The Autograding Process
Autolab follows a complex procedure for running an autograding job. Jobs are executed in sandboxed containers to ensure they can't interfere with shared resources and distributed across multiple servers to handle a large quantity of submissions.
Tango is Autolab's autograding backend. It handles job queueing and distribution. It's a separate service from Autolab, but they're tightly integrated. Tango's API is documented by CMU.
Sending the job to Tango
An autograding job is started when a user makes a submission to an assignment with an autograder configured or an instructor regrades an existing submission.
To begin a job, Autolab first makes a GET request to Tango's /open/<key>/<course-assessment>/
endpoint. Tango creates a directory for the assignment if it doesn't already exist. If the directory already exists, Tango returns the MD5 hash of every file in the directory so Autolab can avoid uploading duplicates (e.g., your autograder files).
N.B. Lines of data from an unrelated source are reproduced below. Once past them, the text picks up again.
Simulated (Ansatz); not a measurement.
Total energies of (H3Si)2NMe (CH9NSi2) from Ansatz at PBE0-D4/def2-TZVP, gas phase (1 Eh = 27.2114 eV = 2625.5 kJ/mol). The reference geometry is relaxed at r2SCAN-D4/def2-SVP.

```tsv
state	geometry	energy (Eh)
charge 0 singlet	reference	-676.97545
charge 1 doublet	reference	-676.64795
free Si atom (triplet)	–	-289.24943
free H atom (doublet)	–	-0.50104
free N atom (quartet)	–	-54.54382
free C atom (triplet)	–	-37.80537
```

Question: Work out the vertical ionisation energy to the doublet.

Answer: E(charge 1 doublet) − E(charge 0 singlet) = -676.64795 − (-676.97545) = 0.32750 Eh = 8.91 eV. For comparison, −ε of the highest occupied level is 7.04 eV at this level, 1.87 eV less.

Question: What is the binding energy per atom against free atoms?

Next, Autolab repeatedly makes POST requests to Tango's /upload/<key>/<course-assessment>/
endpoint for each (new; skipping MD5 collision duplicates) file the job requires.
This includes:
- The autograder:
autograde.tar
- The Makefile:
autograde-Makefile
- The submission: E.g.,
student@buffalo.edu_5_handin.py
- The submission metadata: E.g.,
student@buffalo.edu_5_handin.py.settings.json
Files are saved to /opt/TangoService/Tango/courselabs/<key>-<course>-<assignment>/<filename>
After uploading all required files, Autolab generates a random callback URL, which Tango will request when the job is finished.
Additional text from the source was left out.